A trustee allegedly diverted investor funds while failing to redeem a $58 million stake in a Houston apartment complex, a Delaware lawsuit claims.
This is the kind of case that makes you look twice at trust structures. A Delaware court has allowed a lawsuit to move ahead that accuses investment trustees of mishandling redemption proceeds in a major real estate deal.
The case, Hayworth Tanglewood IB, LLC v. Hayworth Tanglewood, DST, et al., is in the Court of Chancery of the State of Delaware. Hayworth Tanglewood IB, LLC is suing the parties behind a Delaware statutory trust that acquired a Houston apartment complex called The Hayworth in 2022. The property cost $105.5 million. The plaintiff contributed more than $58 million in equity, and the balance came from a senior mortgage loan secured by the property.
Delaware statutory trusts are a familiar vehicle in real estate investing. Here, the structure was straightforward. Under the trust agreement and a private placement memorandum, the plaintiff initially held 100 percent of the beneficial interests in the trust. As interests were sold to outside investors, the proceeds were meant to be used to redeem the plaintiff’s stake over time.
That is not what happened. The trustees sold more than $37 million of beneficial interests to outside investors. From those sales, they paid roughly $20.1 million in allocated net proceeds to the bridge lender that had financed the plaintiff's capital contribution. But the plaintiff says they never redeemed the corresponding ownership interests as required.
The lawsuit goes further, alleging that the trust’s proceeds were diverted for improper uses to benefit the signatory trustee’s managers and their affiliated entities. In other words, instead of following the redemption framework in the governing documents, the money is alleged to have been used for self-enrichment.
The funding side has its own parallel dispute. The plaintiff’s equity came from a bridge loan. In April 2024, the bridge lender sued in New York, claiming fraudulent misappropriation of syndication proceeds in connection with the broader funding arrangements. After the plaintiff defaulted, the lender exercised its rights and, as of June 30, 2025, became the plaintiff’s manager and controller.
In Delaware, the trustees asked the court to dismiss or pause the case, arguing that the New York action already covered the issues. On January 15, 2026, Senior Magistrate in Chancery Selena E. Molina declined to do so. She found that the New York case focuses on different agreements, while the Delaware action turns on the trust agreement, private placement memorandum, and a related side letter. That was enough for her to let the Delaware action proceed on its own track.
She also refused to throw out the claims at the pleading stage. In her report, she concluded that the plaintiff has stated reasonably conceivable claims for breach of contract, breach of fiduciary duty, breach of the implied covenant of good faith and fair dealing, and for declaratory relief. Among other things, the plaintiff is asking the court to declare that it still owns no less than 60 percent of the beneficial interests in the trust and that disposition fees must be paid to it. It also seeks to block distribution of any sale proceeds from a future sale of The Hayworth.

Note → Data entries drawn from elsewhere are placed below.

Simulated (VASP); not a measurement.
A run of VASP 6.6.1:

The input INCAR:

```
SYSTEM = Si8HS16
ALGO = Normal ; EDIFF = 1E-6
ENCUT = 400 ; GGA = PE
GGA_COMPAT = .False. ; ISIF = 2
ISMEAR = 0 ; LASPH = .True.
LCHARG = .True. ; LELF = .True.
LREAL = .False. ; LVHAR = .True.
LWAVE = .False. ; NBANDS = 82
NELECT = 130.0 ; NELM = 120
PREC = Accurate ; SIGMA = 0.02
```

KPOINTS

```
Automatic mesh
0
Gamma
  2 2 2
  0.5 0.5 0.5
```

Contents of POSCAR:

The property was listed for sale in May 2025, and the complaint refers to multiple “best and final” offers. But an affidavit from the owner and manager of the signatory trustee now says there is no offer currently under consideration and that a sale could be years away.
On the procedural side, the trustees’ lawyers moved to withdraw a week before the scheduled argument on the dismissal motion. The magistrate granted that request and gave the defendants 10 business days to secure new Delaware counsel and answer the complaint. If they do not, the plaintiff can seek further relief. Discovery is set to resume on February 2, 2026.
For investors and advisors who use Delaware statutory trusts and similar structures, this case is a reminder that the real risk is not just the underlying asset, but also how faithfully trustees follow the deal documents when money comes in the door.